As social media has enhanced the flow of knowledge and motivated employees to engage with learning on a greater level, many organizations have championed content that is more focused and aligned with business needs, at the time of need.
by Frank Kalman
July 23, 2012
This is a shift away from dependency on tuition assistance and skills learned through higher education. Given the speed and scope of business, Persico said academic courses tend to lag behind learning needed for the marketplace.
IBM employees “can’t take six months to take a course in business analytics,” Persico said. “Our thing is that, if you get the freedom to focus on something for three days or five days, that’s a big deal … so going to the academic side just isn’t helpful because the content isn’t there.”
Organizations have not abandoned tuition assistance and continuing education, but the benefit is offered more frugally than in the past and is often viewed as a driver for employee attraction and retention.
“There’s been a bit of a twist,” said Brett Shively, vice president at the Keller Center for Corporate Learning at DeVry University and its Keller Graduate School of Management. “Where you have programs for essentially training purposes [that] also serve the role of a degree program, you’ll often find that some of the courses are covered through the learning and development budget as 100 percent paid up front, as opposed to the tuition assistance program.”

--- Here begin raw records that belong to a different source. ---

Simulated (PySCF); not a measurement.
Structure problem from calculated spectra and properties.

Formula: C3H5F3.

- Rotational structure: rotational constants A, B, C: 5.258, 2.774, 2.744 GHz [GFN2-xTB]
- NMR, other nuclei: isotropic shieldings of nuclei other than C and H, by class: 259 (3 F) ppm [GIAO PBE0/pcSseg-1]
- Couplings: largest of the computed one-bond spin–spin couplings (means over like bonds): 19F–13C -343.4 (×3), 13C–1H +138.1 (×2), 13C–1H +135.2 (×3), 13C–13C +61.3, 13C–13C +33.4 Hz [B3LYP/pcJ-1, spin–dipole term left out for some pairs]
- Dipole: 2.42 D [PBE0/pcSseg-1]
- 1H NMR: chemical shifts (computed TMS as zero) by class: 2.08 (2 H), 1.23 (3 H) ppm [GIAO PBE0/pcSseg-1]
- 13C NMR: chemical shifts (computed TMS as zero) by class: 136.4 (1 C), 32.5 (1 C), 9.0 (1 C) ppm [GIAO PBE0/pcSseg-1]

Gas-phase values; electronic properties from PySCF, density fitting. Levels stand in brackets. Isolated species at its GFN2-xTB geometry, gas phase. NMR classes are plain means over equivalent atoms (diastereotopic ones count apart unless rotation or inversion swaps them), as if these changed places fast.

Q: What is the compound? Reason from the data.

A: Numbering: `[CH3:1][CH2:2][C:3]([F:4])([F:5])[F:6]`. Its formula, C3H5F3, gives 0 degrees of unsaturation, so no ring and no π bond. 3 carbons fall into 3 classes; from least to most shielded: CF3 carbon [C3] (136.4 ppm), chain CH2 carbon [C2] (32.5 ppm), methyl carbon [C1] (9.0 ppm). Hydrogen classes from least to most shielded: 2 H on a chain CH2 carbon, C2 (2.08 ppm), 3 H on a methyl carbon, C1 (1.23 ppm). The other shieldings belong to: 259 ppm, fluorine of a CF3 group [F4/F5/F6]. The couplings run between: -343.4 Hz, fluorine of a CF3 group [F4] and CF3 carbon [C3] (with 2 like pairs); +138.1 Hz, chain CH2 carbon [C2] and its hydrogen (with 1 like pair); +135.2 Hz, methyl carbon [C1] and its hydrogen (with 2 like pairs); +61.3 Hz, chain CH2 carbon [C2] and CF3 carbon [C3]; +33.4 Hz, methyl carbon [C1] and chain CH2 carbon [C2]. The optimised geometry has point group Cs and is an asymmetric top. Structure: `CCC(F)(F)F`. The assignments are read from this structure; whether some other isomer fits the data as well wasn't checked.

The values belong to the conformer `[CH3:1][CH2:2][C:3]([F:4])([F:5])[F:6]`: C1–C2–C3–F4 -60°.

DeVry is one of many institutions that partner with corporate clients to design customized learning for a firm’s specific business needs. Shively said some of the courses count as credit toward a degree. Others consist of non-degree focused training content.
GE’s Tate Cornell said continuing education still has a role in its employees’ education — not for the micro skills needed on the job, but to develop a more rounded employee or executive. And while GE fully reimburses employee tuition, employees have to communicate with managers to make sure courses taken match the organization’s business goals and objectives.